PIN Cracking Robot Hacks Phones in Less Than 20 Hours

By Wesley Fenlon

Keep this robot away from your smartphone.

"Brute force" and "robot" are two words we never want to hear used in conjunction, but here we are--a pair of security researchers recently built a robot using 3D-printed parts to hack the four digit pin codes many of us use to lock our smartphones. Okay, so a robot cracking passwords isn't quite as scary as, say, a robot cracking fingers. The robot is still a good demonstration of how easy it is to brute force a phone's lock screen.

R2B2, or Robotic Reconfigurable Button Basher, cost about $200 to put together. The password puncher is built from three $10 servos, an Arduino, some MakerBot-printed plastic parts, and a webcam that keeps an eye on the phone's screen. R2B2 can punch in the 10,000 possible combinations of a 0-9 four digit code in 19 hours and 24 minutes.

Image via Cult of Mac.

And that under-20-hours figure was with security limitations in place. By default, Android phones delay users from inputting a pin for 30 seconds after five wrong combinations. Not really much of a deterrent. With that 30 seconds baked in, it only takes R2B2 19 hours and 24 minutes to crack a password assuming that the very last pin tested is the correct one, and that all pins are created equal.

They aren't, of course. Forbes writes "Given that the robot’s software can be programmed to guess PINs in any order the user chooses, it may be able to crack phones far faster than that 20 hour benchmark. One analysis of common PINs showed that more than 26% of users choose one of twenty common PINs. If R2B2 is set to try easily-guessed PINs first, it could crack one in four Android users’ phones in less than five minutes, and half of those phones in less than an hour."

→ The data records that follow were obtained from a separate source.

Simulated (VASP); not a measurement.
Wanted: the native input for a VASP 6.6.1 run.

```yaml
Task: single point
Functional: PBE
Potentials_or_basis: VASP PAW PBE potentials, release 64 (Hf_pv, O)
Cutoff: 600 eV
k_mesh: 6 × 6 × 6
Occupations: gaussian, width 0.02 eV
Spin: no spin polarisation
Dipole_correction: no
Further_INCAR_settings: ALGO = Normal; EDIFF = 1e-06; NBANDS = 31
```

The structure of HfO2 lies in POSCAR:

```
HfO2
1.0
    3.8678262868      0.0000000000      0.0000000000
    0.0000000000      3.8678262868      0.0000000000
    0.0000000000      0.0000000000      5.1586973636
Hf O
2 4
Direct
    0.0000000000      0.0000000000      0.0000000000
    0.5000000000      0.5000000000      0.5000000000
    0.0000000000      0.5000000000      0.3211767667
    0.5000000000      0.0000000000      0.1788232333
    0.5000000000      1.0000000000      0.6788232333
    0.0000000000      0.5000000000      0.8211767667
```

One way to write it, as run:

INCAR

R2B2's creators want to show that four digit pins just aren't very secure. Granted, there are other ways to hack a phone that are even more expedient. And added security elements can shore up PIN weaknesses. iOS, for example, locks out users for much longer with repeated incorrect PIN attempts. But longer PINs would be substantially stronger--it could take R2B2 80 days to crack a six digit PIN.